The facts here parallel those in Mayberry v. State, where officers arrested a defendant after
he exited the car parked in a private driveway and no one was available to take possession of the
car. 830 S.W.2d 176, 180 (Tex. App.—Dallas 1992, pet. ref’d). In that case, there was no evidence
of who occupied the residence or whether the defendant was permitted to leave the car in the
driveway. Id. In upholding the inventory search of the car, the court distinguished the situation
where a car is parked in a commercial parking space versus a private residential driveway. Id. at
181. A commercial property owner might not be surprised to find a car parked in a space provided
for that purpose; a homeowner might be well surprised to find a strange car in their driveway,
particularly if it blocks in their own means of transportation.

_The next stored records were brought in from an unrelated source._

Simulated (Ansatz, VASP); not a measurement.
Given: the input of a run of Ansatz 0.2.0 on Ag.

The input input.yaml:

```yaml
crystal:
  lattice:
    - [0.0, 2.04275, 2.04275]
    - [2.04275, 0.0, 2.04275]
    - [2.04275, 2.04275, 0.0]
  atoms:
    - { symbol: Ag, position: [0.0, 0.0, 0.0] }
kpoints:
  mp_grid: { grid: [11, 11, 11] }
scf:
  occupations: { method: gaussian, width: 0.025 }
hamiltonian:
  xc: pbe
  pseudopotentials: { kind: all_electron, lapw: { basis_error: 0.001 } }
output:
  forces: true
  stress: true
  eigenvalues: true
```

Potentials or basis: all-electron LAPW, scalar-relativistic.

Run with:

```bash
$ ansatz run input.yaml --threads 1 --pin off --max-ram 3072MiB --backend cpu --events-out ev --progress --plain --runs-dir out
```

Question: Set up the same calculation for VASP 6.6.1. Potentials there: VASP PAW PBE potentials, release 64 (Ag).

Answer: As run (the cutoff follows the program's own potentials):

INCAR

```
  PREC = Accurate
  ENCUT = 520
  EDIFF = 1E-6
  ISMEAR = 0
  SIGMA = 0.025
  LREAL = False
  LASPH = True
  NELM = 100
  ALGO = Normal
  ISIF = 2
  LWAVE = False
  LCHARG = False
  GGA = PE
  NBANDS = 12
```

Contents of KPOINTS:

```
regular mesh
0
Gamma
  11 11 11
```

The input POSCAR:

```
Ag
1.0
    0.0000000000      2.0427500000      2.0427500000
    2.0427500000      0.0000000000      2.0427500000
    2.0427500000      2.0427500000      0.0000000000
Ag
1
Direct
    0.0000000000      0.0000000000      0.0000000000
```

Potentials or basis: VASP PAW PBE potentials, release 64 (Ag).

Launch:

Another problem with Ikeler’s argument is that it does not address subpart 2 of Paragraph
A that allows an officer some discretion to impound a vehicle following an arrest if the officers
believe “the above methods of vehicle release would not properly protect the vehicle or its
contents.” One of the trial court’s findings mirrors that provision: “[Appellant’s] vehicle, could
not be protected by any means other than by impoundment.” We find support for that finding in
8 the record. For the reasons set out above, the property owners at the Oleander address had no
connection to Ikeler and would have awakened to find his car blocking their own. The police could
have concluded this presented a risk to Ikeler’s vehicle. Ikeler counters by arguing that the State
produced no evidence that his grandfather could not have retrieved the car before the Oleander
residents complained about it, or that the Oleander residents would have complained at all. We
think this misallocates the burden of proof.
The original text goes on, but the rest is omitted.